During the last week of February 2008, a retired faculty member, inspired by Finkelstein's lectures, offered $30,000 toward an endowed chair at CSUN for Finkelstein. He indicated that he might be willing to offer an even larger figure. The provost declined the email offer on the grounds that university regulations prevented the creation of an endowed chair for any specific individual. Curiously, the administration showed no interest in meeting with this erstwhile donor to discuss alternate ways in which he might contribute toward bringing Finkelstein to CSUN, or even toward more general university projects.


Despite compelling letters of recommendation, and substantial faculty lobbying, we faced a formidable barrier in March. We were told by the administration that because of faculty union regulations, the university could no longer hire any university wide visiting scholars. Instead, all hires would have to originate from academic departments. This broadly anti-intellectual restriction put a freeze on potential future visitors with interdisciplinary interests, and it appeared to undo our effort to bring Finkelstein to CSUN. (The Political Science Department seemed to want to have nothing to do with him. Mehran Kamrava had accepted an academic position in December at another university, and none of the remaining CSUN political science faculty members even attended Finkelstein's talks.)
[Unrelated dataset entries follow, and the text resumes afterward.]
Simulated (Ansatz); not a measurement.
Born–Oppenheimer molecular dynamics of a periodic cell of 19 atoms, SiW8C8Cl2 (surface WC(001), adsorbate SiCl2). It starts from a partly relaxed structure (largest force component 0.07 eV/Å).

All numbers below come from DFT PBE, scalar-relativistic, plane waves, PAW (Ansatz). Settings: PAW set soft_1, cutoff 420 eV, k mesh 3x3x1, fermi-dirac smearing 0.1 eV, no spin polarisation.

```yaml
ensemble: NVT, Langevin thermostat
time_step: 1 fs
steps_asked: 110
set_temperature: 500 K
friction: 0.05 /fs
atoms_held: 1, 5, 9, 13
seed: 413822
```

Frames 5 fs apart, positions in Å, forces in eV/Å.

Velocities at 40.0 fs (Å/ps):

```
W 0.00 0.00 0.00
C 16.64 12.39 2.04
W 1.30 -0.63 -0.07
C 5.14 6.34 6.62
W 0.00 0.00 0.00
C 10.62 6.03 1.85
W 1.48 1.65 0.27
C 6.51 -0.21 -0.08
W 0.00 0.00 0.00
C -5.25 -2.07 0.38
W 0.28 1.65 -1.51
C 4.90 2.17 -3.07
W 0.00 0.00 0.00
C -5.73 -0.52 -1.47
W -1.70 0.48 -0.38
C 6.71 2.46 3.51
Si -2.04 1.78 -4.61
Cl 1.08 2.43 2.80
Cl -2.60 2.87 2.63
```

However, our effort was resuscitated during the final week of April, when the Chair of Journalism asked the provost to bring Finkelstein as a visiting professor to his department. This was a good fit. Finkelstein would make an excellent resource for faculty members interested in the important area of Middle East affairs. He was also more than capable of directing research projects for students, and contributing seminars, lectures, and class visits for a range of courses. To proceed the Journalism Chair was instructed by the provost to make a formal request to his college dean, which he did. He submitted the necessary paperwork, but from May to mid-June, almost nothing happened. Many of us had worked for much of the preceding year to bring Finkelstein to CSUN, and we were anxiously waiting for the formal offer to go out.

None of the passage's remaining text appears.